A half century ago, when people tried to imagine a future full of computers, I’m sure one of the most obvious predictions they made is that we today wouldn’t have to work so hard to fill out forms. Filling out forms seemed then to be a very mechanical task, based on explicit mechanical rules. So once computers had enough space to store the relevant data, and enough computing power to execute those rules, we should not longer need to fill out most tedious parts of forms.
Oh sure, you might need to write an essay for a school application, or make a design for the shed when you ask your homeowner’s association permission to build a shed. But all that other usual tedious detail, no.
Now this has in fact happened for businesses, at least for standard forms and for big business. In fact, this happened many decades ago. Most of them wrote or bought programs to fill out standard forms that they use to talk to customers, to suppliers, and to government. But for ordinary people, this mostly just hasn’t happened. Oh sure, maybe your web browser now fills in an address or a credit card number on a web form. (Though it mostly gets that wrong when I try it.) But not all the other detail. Why not?
Many poor people have to fill out a lot of forms to apply for many kinds of assistance. Roughly once a year I’m told, at least. They see many of these forms as so hard to fill our that many of them just don’t bother unless they get help from someone like a social worker. So a lot of programs to help the poor don’t actually help many of those who are eligible, because they don’t fill out the forms.
So why doesn’t some tech company offer a form app, where you give all your personal info to the form and it fills out most parts of most forms for you? You just have to do the unusual parts. And they could have a separate app to give to orgs that create forms, so they can help make it easier for their forms to get filled out. Yes, much of the effort to make this work is more in standardization than in abstract computer algorithms. But still, why doesn’t some big firm do it?
I suggested all this to a social worker I know, who was aghast; she didn’t want this tech firm knowing all these details, like her social security number. But if you fill out all these forms by hand today, you are telling it all to one new org per year. Adding one firm to the list to make it all much easier doesn’t seem like such a high cost to me.
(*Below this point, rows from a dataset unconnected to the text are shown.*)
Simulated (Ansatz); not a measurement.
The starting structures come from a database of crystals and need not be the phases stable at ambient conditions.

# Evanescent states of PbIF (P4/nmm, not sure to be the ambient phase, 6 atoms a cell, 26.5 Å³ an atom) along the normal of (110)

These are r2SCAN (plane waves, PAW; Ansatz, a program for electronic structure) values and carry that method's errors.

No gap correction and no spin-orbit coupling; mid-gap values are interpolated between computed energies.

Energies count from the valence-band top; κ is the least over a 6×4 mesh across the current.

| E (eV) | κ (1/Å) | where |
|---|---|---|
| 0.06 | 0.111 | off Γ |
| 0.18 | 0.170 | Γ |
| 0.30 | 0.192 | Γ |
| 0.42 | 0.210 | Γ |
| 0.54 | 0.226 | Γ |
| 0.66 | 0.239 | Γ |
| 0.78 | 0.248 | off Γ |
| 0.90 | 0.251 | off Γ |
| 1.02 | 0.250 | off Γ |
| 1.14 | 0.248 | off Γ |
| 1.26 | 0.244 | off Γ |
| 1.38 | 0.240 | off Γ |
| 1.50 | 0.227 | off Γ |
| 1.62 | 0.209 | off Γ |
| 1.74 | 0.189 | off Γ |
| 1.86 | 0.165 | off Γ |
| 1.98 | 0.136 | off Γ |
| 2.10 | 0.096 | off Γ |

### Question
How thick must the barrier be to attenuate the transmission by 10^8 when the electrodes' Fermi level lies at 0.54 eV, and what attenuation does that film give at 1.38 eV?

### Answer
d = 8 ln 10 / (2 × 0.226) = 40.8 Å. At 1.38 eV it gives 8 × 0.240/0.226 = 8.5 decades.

But maybe this is all about the optics; tech firms fear looking like big brother if they know all this stuff about you. Or many legal liability would fall on these tech firms if the form had any mistakes. Or maybe privacy laws prevent them from even asking for the key info. And so we all suffer with forms, and poor folks don’t get the assistance offer to them. And we all lose, though those of us who are better at filling out forms lose less.
One form that I keep having to fill out over and over these days is a job application... It's generally the same info but different employers all have their own web applications. Many of them automatically parse my resume, but it's still a pain in the neck. Some postings on job boards just let me apply with a resume and profile stored by the job board, though.